(2) Fri Jun 04 2021 20:13 May Film Roundup:
- The Mitchells vs The Machines (2021): Fun family animated comedy, good gags and character comedy, not much else to say. I really enjoyed the (rot13 spoilers) Sheol nowhere.
- The Fast and the Furious (2001): "Welcome to Race Wars; sorry about the name." This was all right, but it was basically the same as Point Break, only the stunts were less cool. Pretty sure they even reused one of the locations from Point Break. So they knew what they were doing. Vin Diesel's antihero is very likeable, really carries the film. And, I'm assuming, the whole series.
- 2 Fast 2 Furious (2003): Okay, I guess we're doing this. This one was awful. Paul Walker's character is so boring, and this movie lacks even the excitement created by the act-two discovery that he's an undercover cop. The torture scene is the kind of thing other movies have to cut to get their PG-13. Antibonus: no Vin Diesel at all.
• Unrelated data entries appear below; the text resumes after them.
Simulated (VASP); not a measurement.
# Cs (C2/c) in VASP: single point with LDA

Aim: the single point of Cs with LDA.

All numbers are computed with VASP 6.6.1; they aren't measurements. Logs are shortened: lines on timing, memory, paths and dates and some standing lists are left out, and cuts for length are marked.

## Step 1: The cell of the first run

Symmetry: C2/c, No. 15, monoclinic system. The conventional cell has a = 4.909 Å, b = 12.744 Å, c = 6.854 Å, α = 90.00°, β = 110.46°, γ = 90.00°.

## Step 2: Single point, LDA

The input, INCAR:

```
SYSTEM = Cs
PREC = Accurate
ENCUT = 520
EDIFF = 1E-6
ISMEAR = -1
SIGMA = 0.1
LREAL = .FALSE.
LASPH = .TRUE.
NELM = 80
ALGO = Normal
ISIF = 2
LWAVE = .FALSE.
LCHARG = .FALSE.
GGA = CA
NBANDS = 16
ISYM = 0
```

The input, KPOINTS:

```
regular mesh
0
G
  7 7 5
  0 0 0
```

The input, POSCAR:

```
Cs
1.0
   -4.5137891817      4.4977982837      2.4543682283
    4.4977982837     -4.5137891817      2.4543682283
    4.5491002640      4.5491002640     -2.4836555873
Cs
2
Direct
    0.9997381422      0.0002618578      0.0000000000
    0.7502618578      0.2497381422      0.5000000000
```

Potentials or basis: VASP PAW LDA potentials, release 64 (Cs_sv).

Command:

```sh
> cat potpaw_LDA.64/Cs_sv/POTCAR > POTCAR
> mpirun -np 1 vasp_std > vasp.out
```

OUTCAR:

- The Fast and the Furious: Tokyo Drift (2006): The first film in the series that I would say is "good". The cinematography is solid, the plot is all right, the race scenes are legible, and drifting is a totally different thing you can do with a car, so it's not just people driving real fast. Even the title is a reference to a classic Japanese film. Sumana's a big fan of Better Luck Tomorrow (2002) and was super excited to learn that Han Lue in this film is the same Han Lue from Better Luck Tomorrow.
Wikipedia says "The series transitioned towards heists and spying with Fast & Furious (2009)." So I guess we've passed through the crucible and the good stuff is coming up next. I thought it would all be heists and spying, and this whole time I've been squinting at the movies and thinking "I guess ambushing and robbing a semi truck is a kind of heist..."
According to IMDB trivia, this 2006 film takes place in 2013! That's quite a jump for something that's not mentioned in-universe, but it does give Han Lue plenty of time to transition from whatever shady stuff he was doing in Better Luck Tomorrow (I haven't seen it). Also makes it a bit more plausible that people standing on a mountain are able to wirelessly transmit streaming video to each others' flip phones... maybe through an ad hoc peer-to-peer network?
BTW, what was the first American film to show an emoji onscreen? Good luck answering that question with our primitive search engine technology! It probably wasn't this film. IMDB keyword search shows nothing earlier than 2014, but c'mon.